At Pitt, office workers typically have a warm haven waiting for them on campus, once their commuting hassles are overcome, but others aren’t so lucky.

Plenty of Pitt employees have jobs that take them outdoors, even in the worst weather. Mail and deliveries need to reach their destinations. Office equipment needs to be moved. University vehicles that break down in the cold need to be repaired. Traffic needs to be directed and laws enforced. And most of all, the way needs to be cleared.

Topping the list of those who brave the weather no matter how fierce are Pitt’s groundskeepers, who plow, salt and shovel the campus parking lots, sidewalks and pathways.

“They look forward to it because they get a little overtime,” said Chuck Turbanic, assistant vice chancellor of facilities maintenance and operations.

Even so, the path to a fatter wallet is no easy skate.

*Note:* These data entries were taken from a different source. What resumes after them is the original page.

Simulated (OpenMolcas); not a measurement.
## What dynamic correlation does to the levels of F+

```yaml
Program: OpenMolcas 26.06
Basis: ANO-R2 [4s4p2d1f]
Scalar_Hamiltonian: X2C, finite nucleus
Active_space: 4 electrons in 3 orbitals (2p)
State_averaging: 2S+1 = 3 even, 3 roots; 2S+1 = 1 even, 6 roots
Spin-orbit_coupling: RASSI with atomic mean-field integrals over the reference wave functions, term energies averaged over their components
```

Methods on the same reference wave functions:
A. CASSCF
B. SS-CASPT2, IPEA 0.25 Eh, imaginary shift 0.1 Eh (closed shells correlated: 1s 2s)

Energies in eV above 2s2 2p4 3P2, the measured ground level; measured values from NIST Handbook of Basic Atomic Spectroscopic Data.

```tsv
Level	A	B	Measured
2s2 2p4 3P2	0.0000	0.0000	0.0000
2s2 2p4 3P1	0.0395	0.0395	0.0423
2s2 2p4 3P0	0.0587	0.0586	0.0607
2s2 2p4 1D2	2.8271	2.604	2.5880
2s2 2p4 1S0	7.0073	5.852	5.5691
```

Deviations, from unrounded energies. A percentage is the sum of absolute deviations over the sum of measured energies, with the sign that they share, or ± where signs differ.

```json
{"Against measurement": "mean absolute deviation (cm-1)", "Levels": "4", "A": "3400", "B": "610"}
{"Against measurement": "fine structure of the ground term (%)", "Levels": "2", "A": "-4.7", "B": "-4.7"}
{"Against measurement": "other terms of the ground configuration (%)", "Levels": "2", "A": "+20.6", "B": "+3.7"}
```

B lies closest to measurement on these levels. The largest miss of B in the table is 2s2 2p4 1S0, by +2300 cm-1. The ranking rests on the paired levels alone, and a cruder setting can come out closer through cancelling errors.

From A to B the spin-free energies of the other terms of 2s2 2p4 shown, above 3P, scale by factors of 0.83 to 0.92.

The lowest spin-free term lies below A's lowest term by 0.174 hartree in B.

“The only time it’s worth it is when the paycheck comes,” said groundskeeper Mike Dayak. “Until then, you go crazy.”

He and his co-workers have had their share of craziness in the past several weeks as they struggled to keep ahead of the rapidly changing weather.

“We’ve got to be done before the people come,” noted groundskeeper Ron Rose. “When daylight comes, you’ve got to be well on your way to being done.” Not only do they need to have the campus in shape in time for the workday, but athletic events can bring thousands of extra visitors, posing an additional challenge on nights or weekends.

Among the few advantages to the bitter cold: “Nobody’s out,” Rose said, making the job a little easier since there are fewer people and vehicles in the way.

Still, several nights in which temperatures remained in the single digits were no picnic. “I’d rather have a foot of snow than an inch of ice,” Dayak said.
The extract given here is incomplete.